The classic work on how property rights leads to wealth is still Adam Smith's The Wealth of Nations, written at the start of the industrial revolution and in the middle of an agricultural revolution. England went from over 80% agricultural workers in 1870 to only 30% in 1800, freeing up labor for the industrial revolution; this occurred largely through capital investments in land improvements, for example draining, marl, and lime (http://www.bahs.org.uk/26n1a1.pdf). Smith captures well the legal changes going on, and that he saw as encouraging capital investment, such as the decline of the guilds, the replacement of primogeniture and the complex system of tenancies in land with alienable fee simple ownership, and the resultant enclosure movement, in which commons were replaced by single proprietor control of land.
Roughly speaking, Japan and the rest of East Asia converted to Roman law (the law of Western Europe outside of England) between the mid 19th (Japan) and mid 20th centuries. The process Smith describes was also a partial Romanization of English law into what we now know as the modern common law. So all countries to successfully industrialize have done so under variations of the Roman or English common law, and the English common law itself borrowed quite a bit from the Roman substantive law. (Contrast to Roman procedural law, which is awful, but that's another story).
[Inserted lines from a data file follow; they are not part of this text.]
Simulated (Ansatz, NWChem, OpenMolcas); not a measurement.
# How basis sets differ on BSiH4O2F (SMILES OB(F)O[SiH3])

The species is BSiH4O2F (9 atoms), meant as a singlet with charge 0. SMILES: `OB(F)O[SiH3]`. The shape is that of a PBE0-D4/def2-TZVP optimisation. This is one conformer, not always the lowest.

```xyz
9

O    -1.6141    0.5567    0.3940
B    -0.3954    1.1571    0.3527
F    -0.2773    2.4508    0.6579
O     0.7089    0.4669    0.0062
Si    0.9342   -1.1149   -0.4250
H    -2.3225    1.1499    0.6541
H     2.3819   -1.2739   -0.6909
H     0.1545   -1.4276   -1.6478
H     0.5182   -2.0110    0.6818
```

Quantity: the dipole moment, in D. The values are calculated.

The interaction of the decline of political property rights with the industrial revolution is complicated. On the one hand, political corporations such as the East India Company and the West Indies and American colonies were very important to the British economy at that time. Overseas trade provided timber, cotton, and many other industrial inputs. On the other hand, the decline of political property rights in land led to the alienable ownership and the decline of the guilds that Smith and the new capitalists championed.
I particularly commend Book 3 Ch. 3 and Book 4 Ch. 7 of Wealth of Nations which cover much of this, albeit from Smith's Romanist view. Sadly, most people never get past the famous Book 1.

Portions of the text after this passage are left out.